ALI THE IDEAL MAN

The Role of Great Men

The great German philosopher Goethe once remarked, “The more civilised a person becomes, the more urgently he feels that he has a dual role to play in the world, the real and the ideal; and he sees in this feeling the foundation of all that is noble. This is greatly true of great men, whose spirit lives on in the minds of others, and after their bodily death their legacy of ideas often helps to mould men’s lives. The picture of the great man thus perpetuated may become far removed from reality, it adopts as it were a life of its own, constantly mutated into ever new patterns, by the vicissitudes of history. Only gradually does the spiritual wealth of a great mind become fruitful: every new generation goes to school with him and learns to understand new aspects of his work, hitherto neglected, which have for them a special significance and thus shapes the great man’s image in the light of its own experience.”

Ali has meant many different things to many generations, each of whom has found something to inspire it out of all the diverse wealth of his mind. During his lifetime he was thought of primarily as a warrior fighting, at first, in the battles of God and later, for a decade, against schismatics like Mu’awiya. He was also respected for his knowledge and learning, and, in later years, many thought of him as a saint, but it was not until after his death that the effect which he had exercised over the ethical life of his time began to be appreciated.

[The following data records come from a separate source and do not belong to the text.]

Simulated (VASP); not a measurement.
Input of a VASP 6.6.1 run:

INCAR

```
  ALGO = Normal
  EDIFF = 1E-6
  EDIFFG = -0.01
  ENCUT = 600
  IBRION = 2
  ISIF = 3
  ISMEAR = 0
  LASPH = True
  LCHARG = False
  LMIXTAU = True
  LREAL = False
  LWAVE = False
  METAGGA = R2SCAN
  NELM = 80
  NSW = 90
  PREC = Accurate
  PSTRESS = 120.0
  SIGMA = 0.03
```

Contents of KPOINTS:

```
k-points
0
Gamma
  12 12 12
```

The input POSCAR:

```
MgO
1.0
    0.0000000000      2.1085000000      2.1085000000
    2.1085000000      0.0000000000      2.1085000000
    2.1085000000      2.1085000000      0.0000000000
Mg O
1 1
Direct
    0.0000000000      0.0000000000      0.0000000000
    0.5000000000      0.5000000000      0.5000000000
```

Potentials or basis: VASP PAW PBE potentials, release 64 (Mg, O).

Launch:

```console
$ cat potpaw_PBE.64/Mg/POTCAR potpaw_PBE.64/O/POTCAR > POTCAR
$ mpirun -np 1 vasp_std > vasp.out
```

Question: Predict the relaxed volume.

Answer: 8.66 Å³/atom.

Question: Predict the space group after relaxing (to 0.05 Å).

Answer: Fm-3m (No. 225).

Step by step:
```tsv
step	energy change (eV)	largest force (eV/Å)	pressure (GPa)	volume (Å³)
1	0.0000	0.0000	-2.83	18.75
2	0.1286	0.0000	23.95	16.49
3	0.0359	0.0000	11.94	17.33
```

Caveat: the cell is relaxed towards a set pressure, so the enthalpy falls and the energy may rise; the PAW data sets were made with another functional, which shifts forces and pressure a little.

Ali was the pioneer of a movement which aimed to re-juvenate the ethical life of the Muslims. Ali promulgated moral laws at a time when morality has been shaken to its foundations by Mu’awiya and other opportunists. The Arabs had begun to forsake the unity of Islam in favour of the old tribal laws of the “Days of Ignorance”, a disintegration which Mu’awiya found favourable to his ambitions and which he never ceased to exploit. The whole aristocracy of the Quriash, especially the Ummayyads, was anxious to see a reversion to the old fedual ways and they were all in league to destroy Ali, who continued to insist on the need for Islamic unity. It was an uphill struggle and one which had, not only theological implications, but political and social significance as well. Ali had to fight against the disintegrating social forces that were everywhere around him and attempt, almost single-handed to restore the religious polity of Islam.

Liberty and Tolerance his Greatest Contributions

As Caliph, Ali possessed two sublime qualities- tolerance and liberty. Perhaps his greatest contribution to Islam was that he considered tolerance and liberty the birth right of all and he granted unqualified liberty of speech and action to his subjects, even when by so doing he risked the gravest setbacks to his hopes. He regarded it as his responsibility to impart equitable justice to all, irrespective to whether or not the recipients were capable of good use of the freedom which he bestowed upon them or worthy of the trust that he might place in them. Even his worst enemies admitted that he never interfered with the private liberty of any of his subjects and it would be hard to find a single instance in which Ali’s government ever meddled with the opinions of individuals.

That entire liberty of speech was granted to his subjects can be gleaned from the fact that men openly criticised their Caliph and his actions while religious freedom was also given to all and sundry, his officials being expressly enjoined to safeguard the interests of the “Dhimmis” or Non-Muslim subjects.